Monday, March 3, 2014

WALKING DEAD: "Still" -- Survive vs. Thrive and the Money Metaphor

An entire hour of The Walking Dead devoted to developing the mysterious character of Darryl Dixon (Norman Reedus). This is the kind of episode I live for.

Not just because it's a full hour of Reedus (which might be reason enough for some), but because it's a full hour spent on just one storyline. It allows for deeper character exploration and more intricately layered scenes than those episodes that jump between multiple stories.

While this alone would be entertaining enough, what made "Still" so impactful is how the emotional evolution of both Darryl and Beth Greene (Emily Kinney) was written as a commentary on how the outlook of the future has shifted for the entire show.

Up until now, the series and its characters have been focused on survival. However, these episodes after the destruction of their prison sanctuary have shifted into a new kind of hope. One that looks beyond simply surviving amongst the zombie hordes, towards defeating them in order to build a new world.

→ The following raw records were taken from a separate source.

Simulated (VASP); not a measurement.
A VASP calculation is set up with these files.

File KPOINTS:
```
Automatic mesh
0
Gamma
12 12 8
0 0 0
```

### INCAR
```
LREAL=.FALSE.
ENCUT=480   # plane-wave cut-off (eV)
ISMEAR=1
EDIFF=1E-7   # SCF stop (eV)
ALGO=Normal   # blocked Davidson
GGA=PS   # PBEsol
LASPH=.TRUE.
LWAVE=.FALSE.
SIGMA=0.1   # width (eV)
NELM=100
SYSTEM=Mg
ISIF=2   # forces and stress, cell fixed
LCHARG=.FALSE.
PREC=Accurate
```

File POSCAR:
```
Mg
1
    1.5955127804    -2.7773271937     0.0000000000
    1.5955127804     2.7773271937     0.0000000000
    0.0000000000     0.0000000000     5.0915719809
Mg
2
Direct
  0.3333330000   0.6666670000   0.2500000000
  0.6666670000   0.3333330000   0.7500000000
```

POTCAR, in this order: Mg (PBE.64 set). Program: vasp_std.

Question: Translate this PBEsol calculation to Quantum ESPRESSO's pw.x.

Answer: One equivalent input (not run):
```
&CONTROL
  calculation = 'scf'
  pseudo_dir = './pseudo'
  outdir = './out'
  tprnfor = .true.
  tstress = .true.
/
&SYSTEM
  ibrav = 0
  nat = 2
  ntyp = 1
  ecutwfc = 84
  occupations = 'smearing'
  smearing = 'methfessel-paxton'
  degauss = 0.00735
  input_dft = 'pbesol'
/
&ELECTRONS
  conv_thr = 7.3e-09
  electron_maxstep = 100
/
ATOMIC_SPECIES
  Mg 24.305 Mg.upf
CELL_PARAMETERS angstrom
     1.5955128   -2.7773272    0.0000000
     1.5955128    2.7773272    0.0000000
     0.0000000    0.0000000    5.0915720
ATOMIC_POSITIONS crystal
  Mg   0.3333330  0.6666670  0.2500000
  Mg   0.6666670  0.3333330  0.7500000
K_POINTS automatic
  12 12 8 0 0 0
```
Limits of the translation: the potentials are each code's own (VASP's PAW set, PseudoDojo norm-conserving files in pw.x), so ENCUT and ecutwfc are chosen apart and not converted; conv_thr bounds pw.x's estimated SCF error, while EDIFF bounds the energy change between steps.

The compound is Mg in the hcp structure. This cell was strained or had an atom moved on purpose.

And no episode better delineates the mental shift each character will need to make in order to accomplish this lofty goal, than "Still."

Prison in Perspective

Before launching in to exactly how "Still" accomplished this impressive task, it's important to note why the prison can't be considered as the building of a new future.

Between the pigs, and the crops, and the water purification system, and all the other little things the group did to make life "inside" bearable, it's important to note that these things were all still motivated by survival. Rather than working toward thinning and eliminating all walkers, or gathering equipment and materials to build a new world, the group stayed focused on scavenging necessities, such as food and ammo -- things they'd need for survival.

Rather than searching for construction materials that could transform the interior into a home and build a more formidable exterior wall, they focused more on making due with what they had and staying ready to fight or flee when (not if) things went bad... as they inevitably did.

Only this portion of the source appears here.